Do not edit. Don’t rewrite anything. Don’t even use the backspace or delete key. Just keep writing.

Give yourself permission to make the worst piece of writing ever. Title that document as your Worst Version Ever. Leave ridiculous notes in the middle of sentences. Ignore basic formatting or even start a new line every sentence. Whatever it takes to just get the ideas down.

 

Posted in worldbuilding, writing

Worldbuilding Introduction

Originally posted Jun 10, 2019. Updated as of Feb 21, 2020. 

I realized when I was going back through my posts and organizing for my next worldbuilding post that one of the things I hadn’t done was include a list of covered topics. You can now find that below the original post.


Worldbuilding is a huge part of writing genres like fantasy and science fiction. It’s also a large part of games, both tabletop and video. Whether it’s a sprawling other-worldly planet like Tolkien’s Middle-Earth, or something as simple as a hidden layer of magic in a real city, worldbuilding is the key to your fictional setting.
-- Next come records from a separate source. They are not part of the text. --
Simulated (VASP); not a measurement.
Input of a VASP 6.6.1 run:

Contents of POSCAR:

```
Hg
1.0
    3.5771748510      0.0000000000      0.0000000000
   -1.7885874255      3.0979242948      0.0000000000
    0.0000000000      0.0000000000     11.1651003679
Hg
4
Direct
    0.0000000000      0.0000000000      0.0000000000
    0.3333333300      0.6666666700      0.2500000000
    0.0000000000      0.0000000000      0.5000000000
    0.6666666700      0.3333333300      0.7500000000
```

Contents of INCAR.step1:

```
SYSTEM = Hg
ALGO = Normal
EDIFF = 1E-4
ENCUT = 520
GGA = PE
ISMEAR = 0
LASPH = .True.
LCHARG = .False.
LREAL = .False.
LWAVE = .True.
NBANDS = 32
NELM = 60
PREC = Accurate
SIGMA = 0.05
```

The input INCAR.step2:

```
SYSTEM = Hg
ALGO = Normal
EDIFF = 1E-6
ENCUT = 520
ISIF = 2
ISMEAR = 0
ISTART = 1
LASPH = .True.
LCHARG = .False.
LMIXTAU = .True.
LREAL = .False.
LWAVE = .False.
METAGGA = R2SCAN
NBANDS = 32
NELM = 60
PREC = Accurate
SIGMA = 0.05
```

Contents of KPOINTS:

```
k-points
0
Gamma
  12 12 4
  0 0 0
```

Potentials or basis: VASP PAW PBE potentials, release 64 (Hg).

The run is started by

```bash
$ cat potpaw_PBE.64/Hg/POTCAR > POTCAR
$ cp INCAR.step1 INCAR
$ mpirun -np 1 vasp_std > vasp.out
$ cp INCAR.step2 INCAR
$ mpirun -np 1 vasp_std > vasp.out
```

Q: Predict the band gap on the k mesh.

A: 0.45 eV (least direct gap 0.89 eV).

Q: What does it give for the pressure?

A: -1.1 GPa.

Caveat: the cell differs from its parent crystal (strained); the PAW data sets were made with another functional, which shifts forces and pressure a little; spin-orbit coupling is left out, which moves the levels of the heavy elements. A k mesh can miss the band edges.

If you ask ‘what is worldbuilding’ the answer is pretty simple and straightforward. Worldbuilding is building any fictional setting regardless of size. That makes it a core component of fantasy and sci-fi. It pops up plenty in other genres too, usually in smaller doses.

Depending on how deep you go, worldbuilding can be expansive and large enough to cover entire tomes on its own. How much you need can be dependent on both how much you want to explore your world, and the requirements of your story. Aside from what the world looks like physically, there are also cultural aspects to consider and cover. Daily life is another aspect that can be affected–your characters won’t have to run an errand specifically to get gas if they’re traveling around by horse, but they will have a lot more daily chore requirements.

Because of the amount that can go into worldbuilding, I’m kicking off an ongoing series. Today I’m starting by looking at the different ways of building a world.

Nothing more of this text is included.